One Week Wonder volunteers and Van’s employees gather in front of the completed RV-12.
If you’re not familiar with this concept, the idea of the One Week Wonder is to open the boxes of a standard kit aircraft on Monday morning of EAA AirVenture Oshkosh and try to get it ready to taxi by the final afternoon air show on the following Sunday. The plan was to then fly it sometime midweek after most of us had left Oshkosh. The main driver is to have as many visitors to AirVenture as possible participate in building an aircraft, many of them for the first time.
EAA CEO and Chairman of the Board Jack J. Pelton commenting on the amazing project.

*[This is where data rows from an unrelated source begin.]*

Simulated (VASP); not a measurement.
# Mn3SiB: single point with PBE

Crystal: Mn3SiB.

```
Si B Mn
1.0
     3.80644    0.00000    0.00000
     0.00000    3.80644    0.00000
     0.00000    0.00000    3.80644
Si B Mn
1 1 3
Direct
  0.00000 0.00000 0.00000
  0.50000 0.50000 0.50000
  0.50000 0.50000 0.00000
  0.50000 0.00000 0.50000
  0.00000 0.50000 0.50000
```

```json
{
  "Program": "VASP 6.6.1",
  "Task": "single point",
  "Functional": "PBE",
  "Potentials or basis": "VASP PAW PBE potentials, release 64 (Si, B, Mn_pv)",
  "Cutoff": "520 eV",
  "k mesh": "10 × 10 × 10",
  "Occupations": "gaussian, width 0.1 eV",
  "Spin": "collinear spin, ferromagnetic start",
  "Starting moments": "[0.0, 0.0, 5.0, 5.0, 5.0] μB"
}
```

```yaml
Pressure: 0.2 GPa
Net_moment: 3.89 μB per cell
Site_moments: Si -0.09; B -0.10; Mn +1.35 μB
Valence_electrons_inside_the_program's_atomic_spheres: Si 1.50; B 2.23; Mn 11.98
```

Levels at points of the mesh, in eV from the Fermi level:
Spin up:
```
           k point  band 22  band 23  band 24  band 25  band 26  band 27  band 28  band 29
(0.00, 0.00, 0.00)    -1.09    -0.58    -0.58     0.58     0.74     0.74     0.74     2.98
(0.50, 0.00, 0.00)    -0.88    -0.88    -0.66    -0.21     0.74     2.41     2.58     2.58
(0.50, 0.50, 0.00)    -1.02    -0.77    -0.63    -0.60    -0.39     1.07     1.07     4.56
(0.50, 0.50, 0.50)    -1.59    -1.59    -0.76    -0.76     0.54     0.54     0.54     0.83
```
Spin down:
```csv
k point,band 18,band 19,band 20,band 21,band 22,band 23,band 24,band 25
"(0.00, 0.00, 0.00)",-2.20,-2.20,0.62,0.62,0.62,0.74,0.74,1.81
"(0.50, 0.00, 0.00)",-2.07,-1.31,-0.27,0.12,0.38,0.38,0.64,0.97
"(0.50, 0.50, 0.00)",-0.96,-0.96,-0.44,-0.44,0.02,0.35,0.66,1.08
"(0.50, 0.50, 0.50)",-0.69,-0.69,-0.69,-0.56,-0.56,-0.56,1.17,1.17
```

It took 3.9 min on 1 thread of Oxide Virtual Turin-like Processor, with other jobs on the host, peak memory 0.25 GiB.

It was interesting to see the choice of a Van’s RV-12 as this year’s One Week Wonder project. Known to be the fastest build in the Van’s product line, the simplicity of pulling rivets and using prematched, predrilled holes means that instead of five operations for each rivet — Cleco, match drill, deburr, countersink/dimple, set shop rivet — all you do is assemble the parts and then pull rivets. More than 2,500 people pulled a rivet and put their name on it during the AirVenture 2018 One Week Wonder build.
Richard VanGrunsven (left) and EAA Director of Chapters and Communities & Homebuilt Community Manager Charlie Becker in front of the completed One Week Wonder.
Van’s is celebrating an amazing achievement this year: More than 10,000 of its kitbuilt airplanes are now flying. The engine choice for the One Week Wonder, a Rotax 912 iS, is Van’s first deviation from the recommended Lycoming engines preferred for the rest of the RV line of kit aircraft. With full FADEC and fuel injection, the 912 iS requires just a single control: the throttle. No carb heat, no mixture. With electronic ignition and automatic mixture adjustment this will be a very simple aircraft to fly.
It was not as simple as it may have seemed, though. What made this a more challenging build was that several areas of an RV-12 still use shop rivets rather than pulled ones. The engine cowl, for example, like all Van’s designs, is retained with piano hinges. This system works beautifully when it’s done right, but it can be time-consuming and involves a lot of hand-squeezed rivets. The result of all that effort was a work of art. Around 12,000 rivets were set during the week.
The wings can be easily removed.
Both wings are removed and stored while the One Week Wonder is rolled out of the tent where it was assembled.
The wings are reattached in what seemed like five minutes.
As you can see from the photos, the wings can be easily removed, and seemed to reattach in under five minutes. They had to be taken off to get the assembled aircraft out of the space where it was built and then reattached before the triumphant parade down to the flightline.
One Week Wonder poised on the flightline ready for its first taxi.
Talking with Charlie Becker, director of chapters and communities & homebuilt community manager, on Tuesday morning after the show, I asked whether it might be possible to stay and watch the first flight. Imagine my surprise at hearing him say, “It was last night.” Astonishingly, it actually flew Monday night, the day after the air show closed, having been signed off on Sunday afternoon. The RV-12 will now be used to promote flying activities, and EAA, at venues all over North America.
Vic Syracuse flew the first flight. He is chairman of EAA’s Homebuilt Aircraft Council and the Van’s Aircraft East Coast representative.